Like many voters Mike Hart, a magazine publisher from Texas, has spent much of 2016 hankering for a return to civility in American politics and to the days when you could disagree politely with friends and family and leave it at that.

This year, the Hillary Clinton supporter says, the volume and the anger have been dialled up so much that he has employed a 21st century solution: blocking the irate Donald Trump supporters among his friends on Facebook.

In his own dilemma he sees signs of a national malaise and a divided country. “The level of anger is way beyond anything I have ever seen,” he says.

In President Barack Obama’s first inaugural address he declared Americans had chosen “unity of purpose over conflict and discord”. This year America turned that on its head.

From Mr Trump’s pledge to prosecute his opponent and “lock her up” to Mrs Clinton’s “basket of deplorables” comment, the campaign has been full of conflict and discord. Moreover, the two most unpopular US presidential candidates in modern political history sit atop bases filled with loathing for the other.

“I think I have some work to do to bring the country together,” Mrs Clinton, who has led in the polls for months now, said on the eve of the election. “I really do want to be the president for everybody.”

The political parties
Both Mr Trump and Mrs Clinton have sought to make this election a high-stakes referendum on their  rival’s suitability for office. But acrimony in US politics predates 2016 and is likely to endure well into the future.

When the non-partisan Pew Research Center analysed ideological shifts by supporters of the two main parties it found they had each increasingly been driven away from the middle – and pragmatic compromise – in recent decades. It also found growing hostility, according to Jocelyn Kiley, a Pew researcher. “There’s more negative feeling about people on the other side of the political aisle than there was 20 years ago,” she says.

Education as the big divider
The biggest divide in American politics today is based on education.

If polls hold true, Mrs Clinton this year will become the first Democratic presidential candidate to win nationally among white university-educated voters since pollsters began collecting such data in 1952. That would solidify her party’s growing dependence in recent elections on the country’s educated voters.

Donald Trump’s strongest constituency, meanwhile, has been white voters with a high school education or less. And that means a Republican party once associated with the management classes is now finding its core support in disgruntled blue-collar Americans.

And yet America is also becoming increasingly educated. In 1992 voters with a high school education or less made up half the electorate. This year, two-thirds of voters will have at least some tertiary education.

Battle of the sexes
With this year’s election featuring the first major-party female presidential candidate, gender was always going to play a role. That has only been amplified by the  groping allegations levelled against Mr Trump. Those dynamics have contributed to what by some calculations is the biggest gender gap in the American electorate seen since the 1950s, though women for decades have favoured Democratic candidates.

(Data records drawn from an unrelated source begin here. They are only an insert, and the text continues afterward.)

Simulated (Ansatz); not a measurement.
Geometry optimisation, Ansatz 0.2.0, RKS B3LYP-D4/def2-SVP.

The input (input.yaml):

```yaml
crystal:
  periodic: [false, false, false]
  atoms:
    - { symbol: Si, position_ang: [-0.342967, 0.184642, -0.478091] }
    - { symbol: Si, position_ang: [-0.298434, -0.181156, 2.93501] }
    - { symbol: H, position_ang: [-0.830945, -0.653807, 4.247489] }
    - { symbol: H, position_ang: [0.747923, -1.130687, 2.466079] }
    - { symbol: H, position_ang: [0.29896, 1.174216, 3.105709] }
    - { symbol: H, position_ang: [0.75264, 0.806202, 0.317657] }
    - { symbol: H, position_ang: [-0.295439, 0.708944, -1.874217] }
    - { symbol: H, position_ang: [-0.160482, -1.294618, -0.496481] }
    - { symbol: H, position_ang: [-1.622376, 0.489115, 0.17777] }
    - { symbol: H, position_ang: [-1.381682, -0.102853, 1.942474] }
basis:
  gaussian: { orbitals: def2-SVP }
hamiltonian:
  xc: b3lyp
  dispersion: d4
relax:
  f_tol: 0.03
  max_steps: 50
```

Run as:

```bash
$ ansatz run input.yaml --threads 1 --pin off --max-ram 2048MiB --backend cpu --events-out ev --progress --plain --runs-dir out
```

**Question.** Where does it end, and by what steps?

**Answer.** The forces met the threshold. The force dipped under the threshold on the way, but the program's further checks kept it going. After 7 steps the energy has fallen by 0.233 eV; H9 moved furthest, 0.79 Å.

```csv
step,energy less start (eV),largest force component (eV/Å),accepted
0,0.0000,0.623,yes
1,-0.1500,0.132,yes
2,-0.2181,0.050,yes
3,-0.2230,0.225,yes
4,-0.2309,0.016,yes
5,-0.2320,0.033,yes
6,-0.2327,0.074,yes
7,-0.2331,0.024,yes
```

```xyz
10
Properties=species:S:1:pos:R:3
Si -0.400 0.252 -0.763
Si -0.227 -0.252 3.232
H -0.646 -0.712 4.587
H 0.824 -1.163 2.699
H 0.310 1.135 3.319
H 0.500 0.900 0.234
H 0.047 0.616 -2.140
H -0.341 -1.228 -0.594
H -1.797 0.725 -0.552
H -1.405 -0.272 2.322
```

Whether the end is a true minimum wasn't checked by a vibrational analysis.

Confronting the Republican party after this election is the difficult task of closing that gap after a year that has damaged its relationship with women and particularly educated women.

Generational wars
When voters in the UK decided earlier this year to exit the EU, one of the underlying stories was the divide between young voters eager to remain and older Britons keen to leave. More-over, that young voters did not turn out  at the same rate as older voters may have in the end decided Britain’s fate.

The US is facing a similar divide in 2016 even as millennials are on the cusp of becoming the country’s largest voting bloc. Voters under 35 are more likely to lean towards the Democrats but also have tended to turn out at lower rates in recent elections. Meanwhile, according to Pew, almost 60 per cent of Republican voters are over 50.

Racially polarised
As the first black man to occupy the highest office in the land, Mr Obama took office in January 2009 promising to be uniting. But, politically, America is more racially polarised than it has been at any point in the past 25 years.

This year’s campaign – and Mr Trump’s anti-immigrant rhetoric and portrayal of black communities as crime-ridden – has also hurt Republicans’ efforts to reach out to minorities.

While the Democratic party has been diversifying its base over the past quarter of a century, the Republican party has changed very little. According to Pew’s calculations, while 70 per cent of the electorate is white this year, the proportion of white Republican party supporters is greater, at 86 per cent.

Divided airwaves
It is not just at the voting booth that Republicans and Democrats differ. In the fundamental building blocks of their lives – where and how they live and shop, what sorts of houses they prefer and what they watch and listen to on television and radio – it is not hard to find evidence of an America where communities are increasingly choosing a form of cultural segregation.

That starts with news sources. Progressives love their National Public Radio while conservatives trust their Fox News. But for years ratings company Nielsen has also been documenting divergences in music listening habits. Country music listeners are as likely to be Democrats as Republicans.

But radio stations that play “urban” music, or hip hop, have a decidedly Democratic listenership.